Shortly before the conclusion of the October 9 edition of his MSNBC Live program, anchor Thomas Roberts treated Rep. Jan Schakowsky (D-Ill.) to a softball interview regarding the pro-amnesty Camino Americano rally held Tuesday on the National Mall, which she attended. Roberts failed to pose any tough policy-oriented questions to Schakowsky on the matter of immigration reform, nor did he bring on another guest who disagreed with the Democrat-favored approach to the policy.
But what takes the cake is how, at the end of his brief chat with the liberal congresswoman, Roberts cheered Schakowsky for getting arrested Tuesday subsequent to the rally, gushing that "it's good that your rap sheet is getting longer for a great cause." Schakowsky was arrested for blocking a public street near the Capitol, not for expressing her views on immigration reform legislation [MP3 audio available here; watch the video below the page break].
To his credit, Roberts did ask Schakowsky about the criticism from conservatives that it was improper for the National Park Service to allow a political demonstration on the National Mall, which was supposedly closed to the public, when it's keeping Americans from enjoying open-air war memorials in the District of Columbia:
What do you say about the critics that charge that the Obama Administration allowed the immigration rally to take place on the National Mall, that's a national park, just a week after veterans have been impacted, not being able to go and visit their national memorials.
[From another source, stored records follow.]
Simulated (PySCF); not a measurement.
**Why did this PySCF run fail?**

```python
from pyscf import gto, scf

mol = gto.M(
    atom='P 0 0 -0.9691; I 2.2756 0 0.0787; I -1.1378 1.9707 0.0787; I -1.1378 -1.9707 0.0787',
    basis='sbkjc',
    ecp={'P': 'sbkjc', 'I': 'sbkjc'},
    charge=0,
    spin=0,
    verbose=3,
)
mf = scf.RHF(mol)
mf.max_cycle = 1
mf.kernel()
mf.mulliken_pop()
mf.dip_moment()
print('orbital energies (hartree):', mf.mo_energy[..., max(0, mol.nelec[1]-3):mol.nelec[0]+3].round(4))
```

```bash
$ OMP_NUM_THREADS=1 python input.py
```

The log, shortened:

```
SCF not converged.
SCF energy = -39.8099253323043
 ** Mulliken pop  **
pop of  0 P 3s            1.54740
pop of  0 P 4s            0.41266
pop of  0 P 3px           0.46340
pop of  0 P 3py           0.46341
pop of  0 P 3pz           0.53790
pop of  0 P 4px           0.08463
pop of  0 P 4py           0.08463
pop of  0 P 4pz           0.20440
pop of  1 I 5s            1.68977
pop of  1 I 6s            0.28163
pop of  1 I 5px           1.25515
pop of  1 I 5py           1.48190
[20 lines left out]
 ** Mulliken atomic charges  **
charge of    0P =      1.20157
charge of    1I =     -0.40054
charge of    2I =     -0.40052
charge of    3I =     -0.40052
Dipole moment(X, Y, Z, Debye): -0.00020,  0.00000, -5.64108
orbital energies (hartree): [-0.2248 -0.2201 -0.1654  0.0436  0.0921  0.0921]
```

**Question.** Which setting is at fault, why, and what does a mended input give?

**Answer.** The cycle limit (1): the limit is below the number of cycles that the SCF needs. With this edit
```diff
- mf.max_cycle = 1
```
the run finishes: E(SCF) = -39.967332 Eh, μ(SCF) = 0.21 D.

Schakowsky answered that the city government of the District of Columbia was picking up the tab for National Mall cleanup, which is true, but she also evaded answering the underlying charge of hypocrisy and political favoritism.
[As CNN reported, the National Park Service insists that the U.S. Park Police were "working at full capacity... to protect life and property." If that's the case, then surely the Park Police are out in sufficient force to protect tourists at the various memorials on national park land in the nation's capital and there's no good reason to close off open-air monuments in Washington.]
Roberts, for his part, failed to press the matter further, electing instead to close with a lighthearted treatment of her arrest by U.S. Capitol Police -- the law enforcement agency charged with protecting the U.S. Capitol complex:
THOMAS ROBERTS, anchor: Explain to all of us the process of a congressperson getting arrested. Do you have bail money in your shoe?
Rep. SCHAKOWSKY: Well, I had it in my pocket. You do have to have your $50 ready to go. But you know, I joined people for whom this was a serious commitment. Out of the maybe 20,000 people, as you said, over 150 were arrested, showing a willingness to commit civil disobedience in order to draw attention to the need for a vote. It's really that simple. Call the vote, let the Congress have its will. Let the republican leader call the vote just like we want for the shutdown, for immigration reform. We think both would pass.
ROBERTS: Well, it's good that your rap sheet is getting longer for a great cause. Congresswoman Jan Schakowsky. Thanks so much for being here today, and I'd like to know the secrets to know about where you're keeping your bail money. You know, I would keep it in my shoe.
SCHAKOWSKY: Right in your pocket.
ROBERTS: Right in your pocket, that's a good place just as well. Thanks so much, I do appreciate your time.
Moments later, passing the baton on to lunchtime anchor Alex Wagner, Roberts kept prattling about how he'd keep bail money in his shoe in case of arrest at a left-wing protest:
ROBERTS: Now with Alex Wagner is coming up next. So Alex, I would definitely go bail money in the shoe. I have a tendency to lose things out of my pocket.
ALEX WAGNER: At this point, I'm ready to hide my money under my mattress, [given] where we're headed on October 20 [with the debt ceiling deadline].